What Kind of Person Can’t Afford Community College?

I’m going to begin this blog like a Cassandra, but end it more positively. No one needs another blog entirely dedicated to how awful things are.

Library of Congress public domainSo here’s the bad part:

I was talking with some moms recently and one, disparaging an acquaintance who was saving up to attend a two-year college, asked with an incredulous laugh, “What kind of a person can’t afford community college?”

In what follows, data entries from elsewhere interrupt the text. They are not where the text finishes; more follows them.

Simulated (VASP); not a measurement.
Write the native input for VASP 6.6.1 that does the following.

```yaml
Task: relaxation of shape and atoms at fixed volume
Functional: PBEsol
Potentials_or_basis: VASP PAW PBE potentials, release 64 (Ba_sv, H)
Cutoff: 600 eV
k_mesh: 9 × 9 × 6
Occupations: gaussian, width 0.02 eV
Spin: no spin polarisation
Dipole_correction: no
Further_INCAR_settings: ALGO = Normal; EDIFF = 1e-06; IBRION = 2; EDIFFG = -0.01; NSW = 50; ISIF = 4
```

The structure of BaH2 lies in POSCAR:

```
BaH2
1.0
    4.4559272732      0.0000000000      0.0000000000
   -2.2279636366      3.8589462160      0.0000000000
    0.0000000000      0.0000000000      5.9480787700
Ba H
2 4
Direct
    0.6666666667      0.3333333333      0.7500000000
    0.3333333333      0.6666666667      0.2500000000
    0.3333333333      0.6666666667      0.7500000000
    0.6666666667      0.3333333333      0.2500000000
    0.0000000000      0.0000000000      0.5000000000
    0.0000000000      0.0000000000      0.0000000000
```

The remark sent a chill through my bones. First, she was so insulated by privilege that she honestly didn’t know how a decent hardworking person could not afford the bottom rung of the educational ladder, and second, that she seemed to consider it a moral failing to be poor. Finally, she represents the people most likely to vote, most likely to lobby a school board, Congressperson, or Council member.

Textbooks

“Books are actually very expensive,” I pointed out, and later I wanted to kick myself for that answer because even without books, tuition at a community college – the very institution set up to serve all – is too expensive for a worrisome segment of the workforce. I recall talking to a waiter who told me that when the price went up to $20 a unit, he couldn’t afford to go anymore. He had two kids and he couldn’t work a second job. However, he was very interested in books for his kids. It was painful to think that someone willing to learn and grow, wanting a better job, wanting to contribute more knowledge to his kids and capable of contributing more skill, and taxes to the economy, should be barred from that opportunity. How un-American! And how troubling to meet a person with a great deal more power in the world who insists that he and people like him don’t exist.